Torch.round() gradient

Hi,

As far as I understand round function is not differentiable. So what is it doing in backward pass of torch.round()?

It’ll give you 0, as this snippet shows:

a = torch.tensor(1.5)
a.requires_grad_()
b = torch.round(a)
b.backward()
a.grad
1 Like

I tried this…it looks like torch.round is not differentiable. But torch.clamp is differentiable. Is this clear from the documentation or how do we know which functions are differentiable?

Both functions are differentiable almost everywhere. Think about what the functions look like.

round() is a step function so it has derivative zero almost everywhere. Although it’s differentiable (almost everywhere), it’s not useful for learning because of the zero gradient.

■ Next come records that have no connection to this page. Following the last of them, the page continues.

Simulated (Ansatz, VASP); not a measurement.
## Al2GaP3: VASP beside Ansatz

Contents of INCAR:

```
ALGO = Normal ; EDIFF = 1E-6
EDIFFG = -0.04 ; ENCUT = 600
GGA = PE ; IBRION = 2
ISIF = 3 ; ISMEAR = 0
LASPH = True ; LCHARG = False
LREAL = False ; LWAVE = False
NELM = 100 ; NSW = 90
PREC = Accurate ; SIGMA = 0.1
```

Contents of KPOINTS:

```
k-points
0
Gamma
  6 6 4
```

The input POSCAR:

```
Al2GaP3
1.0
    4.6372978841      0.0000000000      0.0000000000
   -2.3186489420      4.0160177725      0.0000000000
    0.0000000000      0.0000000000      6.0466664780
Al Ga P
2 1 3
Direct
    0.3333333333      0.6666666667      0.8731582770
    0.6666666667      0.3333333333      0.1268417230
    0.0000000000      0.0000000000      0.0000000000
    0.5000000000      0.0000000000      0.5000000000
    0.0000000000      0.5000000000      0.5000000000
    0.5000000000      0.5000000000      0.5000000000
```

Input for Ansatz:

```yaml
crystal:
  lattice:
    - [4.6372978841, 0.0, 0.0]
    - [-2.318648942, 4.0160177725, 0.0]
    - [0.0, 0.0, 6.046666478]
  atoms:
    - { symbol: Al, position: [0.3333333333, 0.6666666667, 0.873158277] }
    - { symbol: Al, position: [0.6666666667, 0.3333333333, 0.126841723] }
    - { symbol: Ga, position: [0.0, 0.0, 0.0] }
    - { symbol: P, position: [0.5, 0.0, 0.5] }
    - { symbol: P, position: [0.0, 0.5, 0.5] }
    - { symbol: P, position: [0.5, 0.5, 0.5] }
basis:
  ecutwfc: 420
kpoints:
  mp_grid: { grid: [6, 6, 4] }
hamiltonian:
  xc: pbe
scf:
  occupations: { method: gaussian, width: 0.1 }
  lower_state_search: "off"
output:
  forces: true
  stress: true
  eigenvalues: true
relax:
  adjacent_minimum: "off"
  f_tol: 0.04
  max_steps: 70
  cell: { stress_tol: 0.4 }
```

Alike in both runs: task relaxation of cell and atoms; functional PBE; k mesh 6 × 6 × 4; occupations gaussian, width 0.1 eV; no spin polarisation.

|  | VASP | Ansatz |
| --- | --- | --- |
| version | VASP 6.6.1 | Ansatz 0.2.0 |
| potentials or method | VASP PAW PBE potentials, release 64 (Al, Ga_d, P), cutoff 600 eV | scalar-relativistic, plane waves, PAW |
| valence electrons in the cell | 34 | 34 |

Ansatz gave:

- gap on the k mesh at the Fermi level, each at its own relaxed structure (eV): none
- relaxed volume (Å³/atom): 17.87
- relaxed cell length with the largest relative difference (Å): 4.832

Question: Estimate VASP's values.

clamp() is linear, with slope 1, inside (min, max) and flat outside of the range. This means the derivative is 1 inside (min, max) and zero outside. It can be useful for learning as long as enough of the input is inside the range.

14 Likes

Hi,

I was just wondering if you know a way that you can round the output of a network and still allow for successful learning?

Thanks

One possible approach is to implement your own round function with customized backpropagation.

E.g.

class my_round_func(InplaceFunction):
    @staticmethod
    def forward(ctx, input):
        ctx.input = input
        return torch.round(input)

    @staticmethod
    def backward(ctx, grad_output):
        grad_input = grad_output.clone()
        return grad_input
1 Like

how do i use it?replace InplaceFunction to nn.Module?

Should be torch.autograd.function.InplaceFunction

If you need a gradient to be passed, you can make use of a straight through estimator

o = x + x.round().detach() - x.detach()

During forward pass, the x and -x will cancel.
During backward pass, x.round() and -x will be ignored, gradient flow will continue from x, instead of x.round().

2 Likes